Negative doubt. _______________________________________Those demoralising feelings of doubt.
Doubt that I could write. That I could really be an author worthy of publishing.
My first book has been published and the painful doubt has now dawned… should I have published?
It wasn’t ready as the editing was crap! Hours upon hours of editing ended up showing me up; as a poor writer.
Why do I say this?
Today I began counting the negatives. From those thoughtful people who believe I need to know my writing faults. Who haven’t asked if I really want their opinions. Their negative opinions I mean.
There are those who I know, who have read my novel, but who have said absolutely nothing about it.
Today I have read that as a negative.
Honestly, why do this?
Surely some of the silence is – they can’t be bothered talking about the books they read. Or they haven’t even read it. Or their lives are all consuming with more important things than telling me they have read it.

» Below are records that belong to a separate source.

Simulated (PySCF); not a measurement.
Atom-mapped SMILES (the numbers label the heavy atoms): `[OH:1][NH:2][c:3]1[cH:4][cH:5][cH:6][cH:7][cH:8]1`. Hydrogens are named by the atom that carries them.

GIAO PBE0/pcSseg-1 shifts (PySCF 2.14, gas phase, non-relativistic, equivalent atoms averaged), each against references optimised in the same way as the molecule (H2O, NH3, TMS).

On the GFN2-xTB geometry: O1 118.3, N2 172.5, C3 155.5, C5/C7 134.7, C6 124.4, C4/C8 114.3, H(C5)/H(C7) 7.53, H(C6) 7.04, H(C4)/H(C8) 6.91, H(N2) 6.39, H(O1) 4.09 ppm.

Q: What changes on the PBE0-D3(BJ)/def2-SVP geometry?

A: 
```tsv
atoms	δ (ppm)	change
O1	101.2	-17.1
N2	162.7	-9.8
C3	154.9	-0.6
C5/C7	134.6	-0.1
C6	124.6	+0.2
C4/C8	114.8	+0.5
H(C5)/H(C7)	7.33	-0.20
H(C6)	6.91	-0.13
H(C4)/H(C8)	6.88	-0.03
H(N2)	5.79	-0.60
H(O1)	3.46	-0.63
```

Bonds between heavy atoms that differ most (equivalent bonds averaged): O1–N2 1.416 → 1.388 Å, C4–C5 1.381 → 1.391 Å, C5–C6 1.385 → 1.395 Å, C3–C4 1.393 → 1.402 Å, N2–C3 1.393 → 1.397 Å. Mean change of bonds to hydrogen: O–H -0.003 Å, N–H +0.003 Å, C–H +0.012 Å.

For today one person told me he had read my book. He said he wanted to talk to me about it, with a voice sounding of disapproval. Not looking me in the eye. The ‘higher than thou’ attitude.
What did my mind do?
Tell myself he hated it; hated my writing style.
Disagreed with my theology, my interpretation of history.
Perhaps it is my grammatical errors he wants to talk to me about?
I processed, until I felt the black cloud pass over me. Smothering my enthusaiam and desire to write. Freezing my creativity.
How rational a response is that ?
What happened to the majority of reviewers who enthusiastically told me they loved it?
Who can’t wait for the next one.
Saying,’Keep on writing. I loved to hate the bad guy. Felt for the main female character. Wept at the marriage….’
Those – the majority, who told me they loved my style of writing.
Saying, ‘Don’t change anything.’
Who didn’t even notice the punctuation marks incorrectly positioned.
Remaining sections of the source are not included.